Things I have thought of..

- applying a compositing tag to polygon hair and polygon grass and giving it a GI accuracy of about 10.

- using the lowest displacement that I can get away with.

things I want to understand better are, optimising radiosity settings. I have been through MV's Tut and I understand how the settings work and all of that, and I can find ideal settings if I have time to play with numbers, but right now I dont. I need to be abble to look at a scene take a well educated guess at radiosity settings and cross my fingers because I dont have time for tests. I am working with 7 different scenes and I know they will all call for different settings to render as quickly as possible.

I have found this to work fairly well for indoor scenes (it seems to avoid artifacts decently)

strength - 100%
accuracy - 70%
prepass size - 1/1
diffuse depth - 20
stochastic samples - 400
min - 25
max - 200

I have found the default min/max of 3/70 seems to work well for outdoor scenes. with 300 samples.

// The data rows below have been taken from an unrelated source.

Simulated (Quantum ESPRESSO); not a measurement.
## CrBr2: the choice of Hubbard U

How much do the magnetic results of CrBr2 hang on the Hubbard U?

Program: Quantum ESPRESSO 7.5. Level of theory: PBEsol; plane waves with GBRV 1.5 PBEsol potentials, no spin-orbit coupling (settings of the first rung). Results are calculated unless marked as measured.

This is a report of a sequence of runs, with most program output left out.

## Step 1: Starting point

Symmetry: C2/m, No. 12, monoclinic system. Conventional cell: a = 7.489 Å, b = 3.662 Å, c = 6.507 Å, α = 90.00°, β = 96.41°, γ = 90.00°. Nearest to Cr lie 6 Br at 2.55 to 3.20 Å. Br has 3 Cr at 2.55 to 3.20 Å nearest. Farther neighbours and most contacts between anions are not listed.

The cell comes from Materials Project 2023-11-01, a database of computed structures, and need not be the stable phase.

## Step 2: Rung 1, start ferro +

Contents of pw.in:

when can you get away with setting a lower prepass size ?

How much of a factor does the anti aliasing play ? and is that something that should be optomised for each scene (or object) or do I just leave that be ?

Is there anything else that I am not thinking of ?

Please let me know of any little thing you can think of.

I dont want to make any huge compromises, but I know its easy to have scene that renders in an hour then you tweak a few render settings wrong and you have a 10 hour render that looks no different. I just dont want to be waiting any longer than I have to.

lllab
03-11-2005, 08:43 AM
thanks to a tip from strat, i do it a little different approach:

for indoor first get colormapping plugin (dark multiplier 1.2+1.6 bright 1 liniear p.e.)

for GI:
i use strenght abou 60-90%
accuracy 95-100%
prepass 1/4for test -1/2final
diffuse 1 or maximum 2
stoch 50-100
min1-3
max 15-30
(last 3 points depends stronglyx on scene size, so test)

for dayligth scenes use very lowkey fill lights

i first start with 95% accuracy and go up until the sample distribution looks dense enough and good.

use rendertag and set all glas to be unseen by GI, set also tiny high reflective things to be unseen by gi. use rendertag and set all far distance envirements to ower GI accuracy.

save your GI solution once you fixed 90% of you image and reuse it then.
for big reflective areas use a tag check unseen by GI, make a copy of the original object, give it a material with no reflection, but same color and brightness and ckeck seen by GI and uncheck al others. also for displaced grass make a copy of the plane with no displacemant, use the simpel version for GI calculation.

just a few tipps for GI.

after all tests i can say that GI can be realtively fast in cinama, the sad thing is that when reflections and transpareny is used cinema seems to be slow with that. i think reflections are c4ds weekest part regarding speed, at least in combination with GI.

be sure to check the otions, lower reflection depth, shadow depth and ray depth as much as possible. i often use 15/1(2)/6 for that.

hope that helpes

cheers
stefan
lllab

edit for AA: playes a big role in speed: i use sinc for sharper look and best with 1x1, but lower the threshold to 5 or less. i find it renders faster and looks better@1x1 3%than @1x4 10%. i only give rendertags at points that might need higher AA settings( mostly 1x2 is enough)

adem
03-11-2005, 10:46 PM
thanks for those tips, they are all very helpful,

esspesially the aa stuff, because I dont know much about that yet

thanks

sundialsvc4
03-11-2005, 11:23 PM
Compositing is your single greatest friend, even for still-shots. It allows you to break down the shot in layers, back to front, and to render exactly what each layer of the scene requires. Obviously it also makes it much simpler to divide the work among several computers simultaneously.

Aggressively look for alternatives to computer-intensive operations, particularly including radiosity and ambient occlusion. Computer-graphic lights can do magical, impossible things like shining right through solid objects. They can be positioned right in front of the camera and never be seen. With compositing, you can light each major thing in the picture separately without worrying where the extra light might fall.

This is going to take a substantial amount of your careful time to set up, but each render will be much simpler and, when inevitable changes are needed, each one can be dealt with separately and you can "get back to looking at a complete image" much more quickly than you otherwise could. The finished result might not have the "theoretical perfection" of a complex radiosity/AO solution, but it will be pretty gosh-darned close and it will be ready soon.

adem
03-14-2005, 08:10 AM
yeah I just begining to realise the importance of compositing & post processing etc..

AdamT
03-14-2005, 01:35 PM
The thing that sticks out like a sore thumb is your use of diffuse depth of 20. That will absolutely kill your render times. As Ilab says, use a value of 1 or 2. If that doesn't give you enough illumination use some low-level fill lights.